The cost of BP’s oil spill is still being added especially now that criminal charges have been made. However the cleanup cost was recently estimated at $42 billion, excluding further litigation claims. While BP is paying a share of the cost, the question remains as to whether the Gulf of Mexico could ever be properly cleaned up and business owners fisherman, and others impacted are every properly compensated.
The Fukushima nuclear plant in Japan was required to carry $1.5 billion in insurance. However, the insurance doesn’t cover natural disasters even though the site is on the ocean shore over a known fault line. The Japanese government will pass the cleanup costs onto its taxpayers. The cost could be more than $300 billion and take decades. In the US, the nuclear industry maintains a $12 billion reinsurance fund. However, analysts estimate that if a nuclear meltdown occurred at the Indian Point station north of New York City, it could make the city inhabitable for years and cleanup costs could range from $720 billion to $1 trillion or more.
While the Fukushima disaster costs are unimaginably high, nothing compares to the risk externalization of financial products which have been monetized by the US government since 2008. Gross Federal debt has increased by roughly $4 trillion, and the Federal Reserve balance sheet has increased by almost $2 trillion. Other costs that are harder to measure include the loss of interest income due to zero percent interest rates, and the loss of purchasing power due to the fall in the value of the dollar.

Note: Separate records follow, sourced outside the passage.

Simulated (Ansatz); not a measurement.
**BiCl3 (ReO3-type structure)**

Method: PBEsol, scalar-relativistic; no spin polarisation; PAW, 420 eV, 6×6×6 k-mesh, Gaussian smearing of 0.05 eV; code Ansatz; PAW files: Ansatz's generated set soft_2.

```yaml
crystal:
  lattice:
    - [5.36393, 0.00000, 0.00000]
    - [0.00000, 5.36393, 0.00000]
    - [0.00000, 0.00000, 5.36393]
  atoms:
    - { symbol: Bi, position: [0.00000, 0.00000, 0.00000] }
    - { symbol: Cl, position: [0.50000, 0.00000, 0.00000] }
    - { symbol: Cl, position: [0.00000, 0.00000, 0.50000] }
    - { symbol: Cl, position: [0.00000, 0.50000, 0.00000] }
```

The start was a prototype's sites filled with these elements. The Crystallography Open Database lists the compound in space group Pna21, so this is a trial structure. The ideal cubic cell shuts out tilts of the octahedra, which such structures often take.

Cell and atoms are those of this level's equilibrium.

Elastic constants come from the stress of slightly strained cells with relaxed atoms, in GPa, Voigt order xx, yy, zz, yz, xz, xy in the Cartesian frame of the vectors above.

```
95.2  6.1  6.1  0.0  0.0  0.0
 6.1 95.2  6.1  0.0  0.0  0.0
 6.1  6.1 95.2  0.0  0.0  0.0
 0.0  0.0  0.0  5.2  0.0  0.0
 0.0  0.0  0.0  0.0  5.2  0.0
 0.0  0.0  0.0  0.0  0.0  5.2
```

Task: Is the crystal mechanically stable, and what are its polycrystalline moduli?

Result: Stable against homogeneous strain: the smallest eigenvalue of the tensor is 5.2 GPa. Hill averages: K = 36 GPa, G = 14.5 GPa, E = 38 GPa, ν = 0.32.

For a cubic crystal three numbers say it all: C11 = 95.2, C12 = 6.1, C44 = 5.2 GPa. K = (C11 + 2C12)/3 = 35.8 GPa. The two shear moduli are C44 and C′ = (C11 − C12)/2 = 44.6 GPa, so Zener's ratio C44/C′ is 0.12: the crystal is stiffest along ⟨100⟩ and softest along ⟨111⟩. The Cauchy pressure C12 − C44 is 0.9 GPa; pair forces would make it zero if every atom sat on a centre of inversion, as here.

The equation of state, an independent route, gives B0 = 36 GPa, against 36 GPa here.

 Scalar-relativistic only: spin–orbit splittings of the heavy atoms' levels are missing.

With the onset of peak oil, and continuation of globalization, some risks taking is necessary to meet global energy demand. Nuclear plants, and deep water drilling may be part of the solution, however the true risks should be insured. Likewise, financial risk takers and governments should not accept excessive risks without purchasing proper insurance. If the costs are prohibitive then they aren’t economical in the first place. The real risk is moral hazard itself.